IBU union was offered better contract last year, but wouldn’t take it


The state ferries are running again and all is right with the world for the coastal communities served by the Alaska Marine Highway System.

But Must Read Alaska has learned from sources knowledgeable with the recent union negotiations that the Inland Boatmen’s Union workforce got a whole lot less in the contract it ratified over the weekend than it had been offered by the former Walker Administration last year.

The 430 ferry workers in the IBU had not received a raise since it was unable to come to an agreement with the Walker Administration in 2017, when the last three-year contract expired.

According to MRAK sources, the Walker Administration, through Commissioner of Administration Leslie Ridle, had offered the IBU a 3-1-1 raise last fall.

That means they would have gotten a 3 percent raise in this year, and a 1 percent raise in each of the two following years.

A 3 percent raise in a contract’s first year is a solid raise. The following percentages for two years build on that.

Instead, after striking for nine days and being out of work during the high season of summer, the IBU negotiators settled for a 0 percent raise the first year and a 1-1/2 percent raise for the two subsequent years — a total of 3 percent over three years.
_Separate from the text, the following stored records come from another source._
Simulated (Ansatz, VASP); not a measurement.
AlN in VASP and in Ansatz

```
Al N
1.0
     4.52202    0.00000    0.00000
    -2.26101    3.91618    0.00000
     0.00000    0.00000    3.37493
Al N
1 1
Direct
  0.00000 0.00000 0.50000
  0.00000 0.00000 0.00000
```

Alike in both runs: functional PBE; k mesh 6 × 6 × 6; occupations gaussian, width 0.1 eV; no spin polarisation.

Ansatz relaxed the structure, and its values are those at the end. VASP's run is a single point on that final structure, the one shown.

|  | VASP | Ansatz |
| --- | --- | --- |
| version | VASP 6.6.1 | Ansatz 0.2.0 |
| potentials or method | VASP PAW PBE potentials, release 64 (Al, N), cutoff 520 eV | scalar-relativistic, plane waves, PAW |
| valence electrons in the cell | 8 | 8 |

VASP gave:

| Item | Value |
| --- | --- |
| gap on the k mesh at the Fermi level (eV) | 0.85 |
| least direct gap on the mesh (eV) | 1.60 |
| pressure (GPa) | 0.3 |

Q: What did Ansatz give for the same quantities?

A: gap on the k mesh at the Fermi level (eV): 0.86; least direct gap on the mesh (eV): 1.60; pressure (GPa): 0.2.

For a worker who makes $20 an hour, that means the union negotiators cost them 40 cents an hour over the three-year contract.

The 9-day strike has cost the Alaska Marine Highway System $4 million in direct costs, which includes lost fares. The cost of the indirect losses is immeasurable: The reliability, the cost to communities and businesses — these are all questions for an economist at the McDowell Group to look at.

The Alaska Marine Highway System budget had been counting on $3.2 million it had to refund to passengers to help cover some of the cost of the winter schedule, which had already been reduced due to budget cuts. The additional $5 million in ferry funds that Rep. Louise Stutes wedged into the budget will cover the cost of the strike, and not much more, but is subject to a veto from the governor, who is now considering a long list of budget items given to him by the Legislature.